Thanks again, Mike. For what its worth, here's my inlay procedure.
Started with a printout of the inlay. I made the lines .010" on the print so it would be on the line of the cut. I glued those on to the material and that helps with sanding and holding things together if the material is brittle like the jasper. If you use brittle material go thicker. On the jasper its 1..5 mm and the MOP is 1mm. They messed up my order and the black was .5mm so I routed at different depths for those. I used two blades one fine and one course. Fine for soft material, course for the harder stuff.

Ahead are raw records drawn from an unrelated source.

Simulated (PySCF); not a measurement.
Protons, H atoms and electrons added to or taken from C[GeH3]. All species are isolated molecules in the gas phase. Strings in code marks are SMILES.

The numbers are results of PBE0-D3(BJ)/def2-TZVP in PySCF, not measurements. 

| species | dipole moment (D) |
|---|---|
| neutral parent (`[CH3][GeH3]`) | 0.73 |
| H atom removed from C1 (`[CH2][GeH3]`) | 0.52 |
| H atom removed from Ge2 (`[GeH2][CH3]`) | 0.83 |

After everything was cut I laid down some painters tape on the fret board and got another print of the template and cut out the shapes with a razor. I taped when it was positioned and started fitting the pieces in and gluing them into place. When set, I removed the template and scored the pieces. I scored the wood. Removed the material and tape and I scored again deeper so it'll come off when you get near with the router bit. I used chalk to brighten up the lines.
From there I have a 3/32" and 1/32" bit that are spiral down cutting bits. the 3/32" bit works well keeping the material out but the 1/32" is honestly still a little messy. This is where the scoring will help a lot.
You don't want to go deeper than the width of the bit. If you do your more prone to breaking it. You'll also be able to work clean if you do multiple passes. If I can't see the edge of the side where I scored it I just get near it and leave it alone.
When the initial route is down I use thee types of razors. One with a sharp tip, hook, and rounded. My rule of thump is to try not to pull.the razors. You'll end up scoring going places you don't want to go. If the edge is scored well i'll use the rounded one to stab and turn to break it free and you'll have a nice clean accurate edge. For the really sharp corners I'll use the hook and very carefully stab the corners while pressing down.
I then try my pieces, re-score if needed and they'll fit eventually.